Legendary New York Times Book Critic Michiko Kakutani Is Stepping Down

She'll be replaced by Parul Sehgal.
Patrick McMullan via Getty Images

Another chapter in the nation’s literary life is coming to an end. After 38 genre-defining years as the chief book critic for The New York Times, Michiko Kakutani is stepping down. She will be replaced on the paper’s roster of critics by New York Times Book Review senior editor and columnist Parul Sehgal.

According to a Vanity Fair report, the renowned critic chose to leave her long-established role in order to spend more time on political and cultural commentary. As with many surprising changes in the past year, Kakutani’s decision to retire reportedly stemmed from the shock wave sent through the nation by Donald Trump’s election as president. “Last year’s election,” sources told VF, “had triggered a desire to branch out and write more essays about culture and politics in Trump’s America.”

Over the past few decades, Kakutani has become so iconic as a book reviewer that her name has come to symbolize the very concept of literary criticism. The length of her tenure has also inspired some to argue, in recent years, that it was time for her to move on to another beat. Her reviews of prominent novelists helped define their reputations, which drew both admiration and outrage from authors. Jonathan Franzen, whom she reviewed both glowingly and harshly at various points, once called her “the stupidest person in New York City.” She is seen as a tough critic; in a notable scene from the fifth season of “Sex and the City,” she positively reviews Carrie Bradshaw’s book of dating columns ― a reference that signals the book’s quality. But she has chimed in on broader social conversations before, often through the lens of literature. Vanity Fair pointed to her sly review of Volker Ullrich’s Adolf Hitler biography last September, which seemed, to many, less a review than a pointed comparison between Hitler and then-candidate Trump.

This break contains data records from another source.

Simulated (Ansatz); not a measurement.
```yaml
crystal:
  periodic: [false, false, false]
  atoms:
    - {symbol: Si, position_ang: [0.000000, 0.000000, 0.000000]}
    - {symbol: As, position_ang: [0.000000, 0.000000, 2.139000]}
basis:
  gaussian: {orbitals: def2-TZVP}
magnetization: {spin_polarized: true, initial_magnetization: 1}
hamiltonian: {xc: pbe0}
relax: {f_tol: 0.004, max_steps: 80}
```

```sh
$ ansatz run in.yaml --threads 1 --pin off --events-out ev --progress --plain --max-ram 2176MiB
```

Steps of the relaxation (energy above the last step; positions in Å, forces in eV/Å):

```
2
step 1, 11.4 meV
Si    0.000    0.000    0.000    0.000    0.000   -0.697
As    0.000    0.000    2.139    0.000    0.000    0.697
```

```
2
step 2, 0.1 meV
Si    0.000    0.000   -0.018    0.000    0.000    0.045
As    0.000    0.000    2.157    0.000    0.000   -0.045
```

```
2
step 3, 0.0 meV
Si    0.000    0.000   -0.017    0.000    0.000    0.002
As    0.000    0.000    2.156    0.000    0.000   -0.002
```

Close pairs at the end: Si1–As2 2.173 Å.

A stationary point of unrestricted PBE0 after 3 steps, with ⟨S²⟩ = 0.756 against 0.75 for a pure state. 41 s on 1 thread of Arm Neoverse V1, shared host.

The connection Kakutani apparently sees between reading literature and participating in politics may have been particular motivation to transition toward more explicitly addressing the latter in her writing during the Trump era. In January, she interviewed former President Barack Obama about how his reading habits shaped his presidency. “No one, I would venture, knows more about the literature and writing that flowed out of Sept. 11,” wrote executive editor Dean Baquet in an note to the newsroom. “That knowledge has enabled her to go toe-to-toe with a president ― a well-read president, yes, but no one could be as well-read as Michi.” As for going toe-to-toe with the current president ― well, Trump notoriously does not read books.

As Kakutani steps down, another critic is stepping up: According to a statement released by the Times, Sehgal will be joining the paper’s team of book critics, which also includes Dwight Garner and Jennifer Senior, to cover fiction and nonfiction. Sehgal, who has been with the NYTBR since 2012, has recently reviewed Alec Baldwin’s brash memoir Nevertheless and Elif Batuman’s novel The Idiot, and she writes extensively on the international literary scene, the broader literary culture, and how our language reflects deeper cultural anxieties. Colleagues from the Times and other outlets lauded the choice, calling Sehgal “brilliance personified” and “the perfect person to succeed [Kakutani].”

Kakutani’s last review has already been published. The piece, which appeared on Tuesday, reviewed Stay With Me, a debut novel by Nigerian author Ayobami Adebayo. She praised the book, a depiction of a troubled marriage, as “entirely fresh, thanks to its author’s ability to map tangled familial relationships with nuance and precision, and her intimate understanding of her characters’ yearnings, fears and self-delusions.” It’s a fitting and uplifting final word from the iconic critic, who leaves a powerful legacy of afflicting the comfortable, but also championing less-known authors.

Her next chapter holds every hope of being equally brilliant and conversation-defining ― and we can’t wait to start reading.